How to do a patent search

We at KP2 Research are big fans of DIY. The satisfaction we earn by building exactly what we want is well worth the investment of time and elbow grease.

So, while we're happy to do a patent search for you, we also want to empower you to do this vitally important research on your own.

Maybe you want to check if your competitor is working with a particular type of new material, and don't need a formal report.

Maybe you went with the cut-rate patent search we told you to avoid, didn't like the results, and now don't have budget for a higher-quality one. Hey, it's a sunk cost--but you still need to know what's out there.

Maybe you think we missed something, and want to show us how wrong we are.

Maybe you're a student, or an early-stage startup, and your patent budget is made up entirely of (your) spare time and elbow grease.

Maybe you're just curious to know what we do differently.

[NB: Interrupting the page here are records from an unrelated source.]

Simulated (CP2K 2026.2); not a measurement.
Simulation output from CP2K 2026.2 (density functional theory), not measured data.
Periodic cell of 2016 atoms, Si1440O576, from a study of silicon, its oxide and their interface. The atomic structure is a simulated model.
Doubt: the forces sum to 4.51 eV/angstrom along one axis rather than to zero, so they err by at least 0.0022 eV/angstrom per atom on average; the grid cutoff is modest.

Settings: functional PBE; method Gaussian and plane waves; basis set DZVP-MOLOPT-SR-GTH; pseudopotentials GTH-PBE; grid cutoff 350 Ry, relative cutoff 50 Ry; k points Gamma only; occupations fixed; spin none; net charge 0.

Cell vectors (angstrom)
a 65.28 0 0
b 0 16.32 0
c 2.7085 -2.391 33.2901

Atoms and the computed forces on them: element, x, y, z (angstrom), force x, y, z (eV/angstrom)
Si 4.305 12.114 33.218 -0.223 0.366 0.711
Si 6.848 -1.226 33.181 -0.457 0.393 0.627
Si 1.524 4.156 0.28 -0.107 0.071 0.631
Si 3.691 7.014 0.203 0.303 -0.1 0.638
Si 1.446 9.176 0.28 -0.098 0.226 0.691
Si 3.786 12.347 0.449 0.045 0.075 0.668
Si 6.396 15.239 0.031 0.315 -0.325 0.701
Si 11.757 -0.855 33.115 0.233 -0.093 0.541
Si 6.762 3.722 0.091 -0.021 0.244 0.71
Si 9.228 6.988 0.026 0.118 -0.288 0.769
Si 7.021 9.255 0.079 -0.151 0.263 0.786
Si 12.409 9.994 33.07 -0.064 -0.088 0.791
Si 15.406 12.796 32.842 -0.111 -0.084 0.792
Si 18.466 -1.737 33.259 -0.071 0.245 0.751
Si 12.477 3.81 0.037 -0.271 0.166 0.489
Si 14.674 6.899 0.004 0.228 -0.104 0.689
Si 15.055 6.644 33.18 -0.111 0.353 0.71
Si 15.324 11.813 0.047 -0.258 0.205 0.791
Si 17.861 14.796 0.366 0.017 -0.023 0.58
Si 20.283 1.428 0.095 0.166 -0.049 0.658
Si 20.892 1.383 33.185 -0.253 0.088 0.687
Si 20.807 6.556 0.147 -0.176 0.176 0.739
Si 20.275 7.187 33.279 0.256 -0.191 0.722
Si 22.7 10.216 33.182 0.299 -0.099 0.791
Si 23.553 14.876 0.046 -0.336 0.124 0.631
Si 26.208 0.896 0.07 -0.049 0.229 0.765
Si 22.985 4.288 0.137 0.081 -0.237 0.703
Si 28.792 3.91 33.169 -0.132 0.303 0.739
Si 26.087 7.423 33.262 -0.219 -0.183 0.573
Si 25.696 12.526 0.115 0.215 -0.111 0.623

Whatever your reasons, we've got your back!


1. Understand the invention

What part of it is new? What part(s) are things that other people have already done? What does it do? Are there any other ways that you could do the same thing? Wikipedia is your friend, here. Unless you are the inventor, expect to spend at least an hour reading technical information.

2. Describe the invention

Remember that a patent is a legal document, as well as a technical one. Many patents are written by lawyers, and their goal is often to meet the requirements for technical disclosure in as obtuse a way as is humanly possible. Two can play at this game. The "two" is you. So think of all of the different ways that a linguistically creative person could describe the invention. Is it a ball? Sure, but could it also be a "spherical implement for personal amusement" or a "sporting orb"? Sadly, yes. It certainly could be.

3. Do a preliminary patent search

Now that you understand the invention, and have given some thought to the various ways that it could be described and/or obfuscated, it's time to craft a search. Each patent database has a different search interface. Pick your poison, and read its user guide. Boolean operators are your friend, because if you just search for "ball," you will get ten thousand results, and that isn't useful. Patent class codes can be useful, as well, but it's important to have at least one search that doesn't use these. Otherwise, you'll probably miss something important.

4. Review the results, and refine your search strategy

The goal with patent search is to get all of the relevant documents, while getting as few irrelevant ones as is possible. This is challenging. At a certain point, you will likely decide that you've figured out how to get all of the relevant ones, and that you'll save time by manually weeding out the irrelevant ones, instead of trying to perfect your search.

5. Start reading

You've been doing the patent search correctly, to this point, if you're thinking, "But I've already done a ton of reading!" Yes, you have. But now it's time to review your final results, to tag patents according to various points of interest, to toss the irrelevant ones, etc. How you perform this step will depend on your overall goal: if you're doing a search for patentability or freedom-to-operate reasons, you'll only care about identifying the patents that are most closely related to your invention. If you're doing competitive intelligence research, you'll want to classify patents according to key points of interest (materials, applications, etc.) This is a data science problem, but if you try to do it automatically, you will likely be unhappy with the results. Robots may be able to beat humans at chess, but it will likely be a very long time before they can beat patent lawyers at linguistic obfuscation. Besides, if you want to put together a large enough data set to train the robot to interpret technical jargon, you're going to have to do a lot of manual review, first. And then you already have the organized data set, so why bother training a robot to interpret it?

6. Have fun!

We once found the Butt Bra patent while researching solar panels. Other world-changing innovation is out there. Go find it!